Many streams in the mid-Atlantic region are characterized by deep incision, steep eroding banks, and high amounts of suspended sediment, according to Walter and Merritts (2008). The primary reason for these characteristics, according to the authors, is specific urbanization and agricultural practices, including widespread mill dam construction and use throughout the Eastern US in the 18th and 19th centuries. Their study found a connection between mill dams and the aforementioned stream characteristics of southeastern Pennsylvania. However, the root causes of these characteristics in the North Carolina Piedmont region are not as clear. Specifically, stream incision in the Piedmont has multiple potential causes.
Stream incision describes the process of erosion of the stream bed in a narrow area where the bed drops and is therefore disconnected from the floodplain in elevation. Stream incision is a result of development in the stream’s watershed — as sediment is moved and land is cleared by humans, the sediment can be pushed into waterways. When streams become deeply incised, as they are in the Piedmont, it can cause major changes in the stream’s morphology. (Shields et al. 2009) Incision of a narrow area results in widening of the stream channel, which erodes the adjacent riverbanks in order to stabilize.

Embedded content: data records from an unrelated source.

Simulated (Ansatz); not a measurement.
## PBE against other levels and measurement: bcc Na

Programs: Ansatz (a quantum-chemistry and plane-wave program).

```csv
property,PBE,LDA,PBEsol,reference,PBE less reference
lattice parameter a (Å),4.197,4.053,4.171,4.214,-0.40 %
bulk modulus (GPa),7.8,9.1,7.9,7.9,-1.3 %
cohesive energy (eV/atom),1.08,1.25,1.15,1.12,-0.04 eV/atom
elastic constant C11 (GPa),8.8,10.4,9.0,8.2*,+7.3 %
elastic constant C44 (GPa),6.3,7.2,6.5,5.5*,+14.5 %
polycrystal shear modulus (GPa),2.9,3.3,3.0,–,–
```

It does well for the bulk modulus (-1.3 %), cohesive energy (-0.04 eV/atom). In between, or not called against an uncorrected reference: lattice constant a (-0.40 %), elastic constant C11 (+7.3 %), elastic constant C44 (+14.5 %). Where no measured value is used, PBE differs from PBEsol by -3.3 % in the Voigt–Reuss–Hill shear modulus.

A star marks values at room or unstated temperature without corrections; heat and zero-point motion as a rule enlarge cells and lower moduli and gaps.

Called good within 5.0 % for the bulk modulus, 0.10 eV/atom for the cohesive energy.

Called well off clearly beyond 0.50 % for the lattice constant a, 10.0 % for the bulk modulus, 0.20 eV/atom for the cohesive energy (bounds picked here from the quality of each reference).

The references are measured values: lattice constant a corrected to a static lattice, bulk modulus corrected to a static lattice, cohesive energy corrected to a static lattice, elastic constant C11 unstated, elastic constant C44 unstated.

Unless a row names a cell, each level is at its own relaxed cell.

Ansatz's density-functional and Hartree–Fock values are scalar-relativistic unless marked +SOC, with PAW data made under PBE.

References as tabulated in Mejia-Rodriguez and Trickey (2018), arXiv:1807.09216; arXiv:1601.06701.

In order to power the mills prior to the invention of the steam engine, it was necessary to construct dams to create mill ponds that would turn the water wheel. When dams are constructed, sediment builds up above them over time and is easily incised when the dam is breached (Walter & Merritts, 2008). Due to anthropogenic factors like massive land clearing efforts by local farmers, there was a lot of sediment erosion, which eventually found its way into the waterways along which the mills were constructed. Because of this, sediment buildup behind dams was extremely common and, according to this paper, explains the prevalence of incised streams in Pennsylvania.
Others believe that the explanation for stream incision is different. Evidence of downcutting through legacy sediment in South Carolina could provide a potential explanation for North Carolina’s patterns of incision; legacy sediment would have been disturbed during shifts in land use, which was common in the region as agricultural methods were changing and urbanization was beginning. Another potential explanation for the Piedmont region could be increases in impervious surface area as a result of urbanization that would disrupt previous patterns of water and sediment deposition, although this doesn’t explain the patterns of stream incision that are also present in rural stream systems far from urban areas.
The findings of Johnson et al. (Year?) suggest that dam construction does not necessarily correlate with stream incision. Some of the sites explored in that study had evidence of stream incision occurring BEFORE the construction of dams. Furthermore, the dams constructed in the Piedmont region were not always for the purpose of powering a mill, and could have been created for irrigation or pond creation. This study concludes that stream incision is not the result of one factor, but rather many different processes and factors in the Piedmont. While this research found some evidence of stream incision that may have occurred as a result of the presence of a dam, it was more common to encounter dams that had been constructed after stream incision had already occurred, undermining the generalizability of the Walter and Merritts (2008) study to the broader Atlantic region. Instead, the findings of this study reflect the hypothesis that stream incision may have to do more with the deposition of legacy sediment in the Piedmont region from Euroamerican agriculture. Deforestation across the region to clear land for farming would have made land more susceptible to erosion and could have been a major contributor in the patterns of stream incision visible in Piedmont waterways.
Overall, what causes stream incision is still relatively unclear, although it is more likely that it is a combination of multiple factors and environmental processes than just one specific cause.
Works Cited
Shields, F. Douglas, Richard E. Lizotte, Scott S. Knight, Charles M. Cooper, and Darlene Wilcox. 2009. “The Stream Channel Incision Syndrome and Water Quality.” Ecological Engineering, September.
Southerland, W. Barry. n.d. “Selected Key Terms – Stream Geomorphology.” New Mexico State University. https://jornada.nmsu.edu/files/geomorph_terms.pdf.
“Understanding Stream Restoration | Northern Virginia Soil and Water Conservation District.” n.d. Accessed December 8, 2020. https://www.fairfaxcounty.gov/soil-water-conservation/enjoy-restore-streams.
Walter, Robert C., and Dorothy J. Merritts. 2008. “Natural Streams and the Legacy of Water-Powered MIlls.” Science: American Association for the Advancement of Science Vol. 319 (January).
Wegmann, Karl, Robert Lewis, and Michael Hunt. n.d. “Historic Mill Ponds and Piedmont Stream Water Quality: Making the Connection near Raleigh, North Carolina.” In From the Blue Ridge to the Coastal Plain: Field Excursions in the Southeastern United States: Geological Society of America Field Guide 29, 93–121.